The first chapter of The CW’s Crisis on Infinite Earths mega crossover kicked off with the Supergirl hour, and you could say that I’m not a happy camper. Not in the slightest. Not when I have to watch my favorite titular DCTV hero die right in front of me without a warning. Honestly, how the hell was I supposed to know that it would happen so quickly into the crossover?
While it didn’t really feel like anything happened, it felt like a lot happened in the first hour. So much that if you blink you possibly missed something important. It was actually hard to follow in the beginning. Everything was moving so quickly — so many faces, so many shoutouts, so many storylines that one couldn’t keep up with. But there was no missing the deflating blow at the end of the first hour of the five-part crossover: Oliver Queen’s death.
My first reaction was to sob uncontrollably. My second reaction was to shout a diverse group of expletives — directed at the producers that thought killing Oliver Queen was a good fucking idea. My third reaction was to sob and shout expletives. My fourth reaction was to start writing this damn review.
There’s plenty — one could say too much — to digest from the first hour. But I’ll try.
Oliver Queen might be dead, but he won’t stay dead
Let’s get one thing clear: I was never going to be prepared to watch Oliver Queen die. Not again. Not like in the season 3 midseason finale. Not in a definitive sense, which this feels like is as close as it’s going to ever get considering we’re nearing the end of the series. (Because I refuse to believe Oliver is going to stay dead.) But watching Oliver die was a gut-wrenching feeling that shattered my heart.
But even before that — what led to his death — was just as heartbreaking. When the Monitor pulled everyone to Earth-1, Oliver stayed back on Earth-38 and continued to fight. He continued to fight to give those civilians time to escape to safety on the ship. He fought until the arrows ran out in his quiver. He continued to fight even without his bow. And he bought time for those to escape. He saved one billion lives while sacrificing his own. While other heroes might possess superpowers, Oliver has proven that the greatest superpower is heart. And there’s no hero with a bigger heart than Oliver Queen.
While Oliver Queen has taken a brunt of hate and criticism over the years, he’s easily my favorite of our central heroes. He’s underrated, under-appreciated and far better than many will give him credit for. He’s the best hero this universe has produced. He’s undergone the best journey of any hero in this universe.

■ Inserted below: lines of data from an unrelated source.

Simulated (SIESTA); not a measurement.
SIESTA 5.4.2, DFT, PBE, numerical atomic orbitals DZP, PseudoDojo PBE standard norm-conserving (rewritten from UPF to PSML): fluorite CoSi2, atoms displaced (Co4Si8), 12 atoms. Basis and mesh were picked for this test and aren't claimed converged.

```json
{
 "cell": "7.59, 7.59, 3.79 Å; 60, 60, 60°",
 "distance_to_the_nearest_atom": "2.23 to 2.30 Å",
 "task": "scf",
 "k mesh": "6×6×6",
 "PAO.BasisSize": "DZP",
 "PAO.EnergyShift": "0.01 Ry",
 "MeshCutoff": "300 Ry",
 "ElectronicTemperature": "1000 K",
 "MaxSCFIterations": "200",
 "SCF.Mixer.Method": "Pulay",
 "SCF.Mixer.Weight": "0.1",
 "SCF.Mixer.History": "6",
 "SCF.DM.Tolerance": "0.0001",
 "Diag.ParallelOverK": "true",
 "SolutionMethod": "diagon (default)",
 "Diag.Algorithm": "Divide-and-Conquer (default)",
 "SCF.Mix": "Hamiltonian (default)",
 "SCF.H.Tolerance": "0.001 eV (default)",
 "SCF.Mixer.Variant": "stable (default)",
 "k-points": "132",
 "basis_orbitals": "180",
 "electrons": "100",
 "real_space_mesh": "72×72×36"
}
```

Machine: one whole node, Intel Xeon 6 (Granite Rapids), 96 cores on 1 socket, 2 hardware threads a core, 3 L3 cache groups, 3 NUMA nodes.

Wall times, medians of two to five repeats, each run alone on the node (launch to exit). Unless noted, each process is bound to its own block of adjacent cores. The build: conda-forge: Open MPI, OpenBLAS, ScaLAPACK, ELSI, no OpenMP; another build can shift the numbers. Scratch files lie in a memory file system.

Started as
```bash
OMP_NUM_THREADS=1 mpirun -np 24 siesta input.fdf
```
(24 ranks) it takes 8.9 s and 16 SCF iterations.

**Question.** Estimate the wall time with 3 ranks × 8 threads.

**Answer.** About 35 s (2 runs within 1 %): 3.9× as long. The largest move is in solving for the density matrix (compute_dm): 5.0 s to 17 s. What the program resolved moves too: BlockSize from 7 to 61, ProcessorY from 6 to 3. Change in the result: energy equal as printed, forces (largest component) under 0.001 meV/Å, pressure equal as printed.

Also, let’s get one thing clear: Oliver might be dead, but he’s not going to stay dead. I’m sorry, but there’s no way you kill Oliver in the first hour if he’s not coming back. Kind of like you have to believe that Earth-38 will be brought back…somehow. Don’t get me wrong, it hurt like hell and I’m still crying as I write this — especially as Mia had to watch her dad die in front of her — but all I want to do is fast forward to whatever part of this crossover brings Oliver back so he can finally get his happy ending on Arrow‘s series finale.
We’ll keep Oliver in our hearts — until this show gives him back to us.
Coming Full Circle
Things got off to a boom as Argo City was destroyed fairly early on in the first hour. A planet that housed Kara’s family and surviving people, her mom, Clark, and Lois went to escape. Only there was just one escape pod. Because of course. Didn’t you learn the first time when Krypton blew up? Where are the lifeboats for crying out loud?
There was no way you missed the full circle moment when Clark had to put his son Jonathan in a pod and send him to Earth to save him — especially as their planet was about to be destroyed. It was a nice callback to Superman’s origin story, and a heartbreaking one to say the least.
For a little bit in that first hour, Jonathan was lost, but luckily they were able to locate him on another Earth — with an Oliver Queen, no less.
Keeping Krypton alive
As Kara and Clark feel helpless to do anything, the two had a nice heart to heart where they discussed their struggles and how they’re trying to live up to the expectations they placed on themselves. With Argo being destroyed, their people were officially gone. It’s just Kara and Clark now, which has to be a lonely feeling.
Kara reminded Clark that this planet has embraced Krypton — how the spirit of Krypton lives on in them and the hope that they inspire. While Krypton, the place, might be gone, the spirit of Krypton — the hope and the sacrifice — lives on in Supergirl and Superman.
Oliver passes down the mantle to Mia
I really should’ve seen this as foreshadowing, and I’d be lying if I said I didn’t. I just thought it was foreshadowing down the road — much later on in the crossover. But the moment where Oliver presented his daughter with a Green Arrow costume of her own had me reaching for the tissues.
While Mia believes that only her father should wear the Green Arrow costume, Oliver insists that she’s earned it. She’ll carry on his legacy and write her own story in a way that will make her father — and her entire family — proud as hell. And we can’t wait to watch her story unfold.
Is there any Earth where Oliver Queen isn’t sad?
Honestly, is it too much to want to go to another Earth and find an Oliver Queen that’s actually happy? Like who decided that Oliver had to be sad? Can Barry take his turn to be sad so Oliver can get a happy ending — particularly on Earth-1 with his family? When Sara, Lois, and Brainy traveled to Earth-whatever (honestly, I couldn’t keep up with the numbers, and I don’t care) in 2046, they happened upon older Oliver, who was — what else? — alone and sad in the Arrow cave. Okay, so not totally alone, considering Clark and Lois’ son had landed there in his escape pod.
This Oliver was shocked to see Sara. Apparently on his Earth, Sara actually did die on the Gambit, and he’s blamed himself for her death for practically his entire life, it seems. It doesn’t seem like he had Felicity or Diggle or his family. He was sad and alone and waiting to die, which is probably how most Olivers on other Earths are because this show just can’t let Oliver be happy.
Sara took a moment to talk to this Oliver — to tell him that if his Sara was like her, she made the decision to go on the Gambit and it wasn’t his fault. She told him about her Oliver — how he’s a hero, a husband, and a father. And he seemed to take solace that — at least on another Earth — he was happy. Well, if only for a second.
Before our trio had to retreated, Sara took the time to tell Oliver: “You’re a good man. On every Earth.”
And there have never been truer words spoken.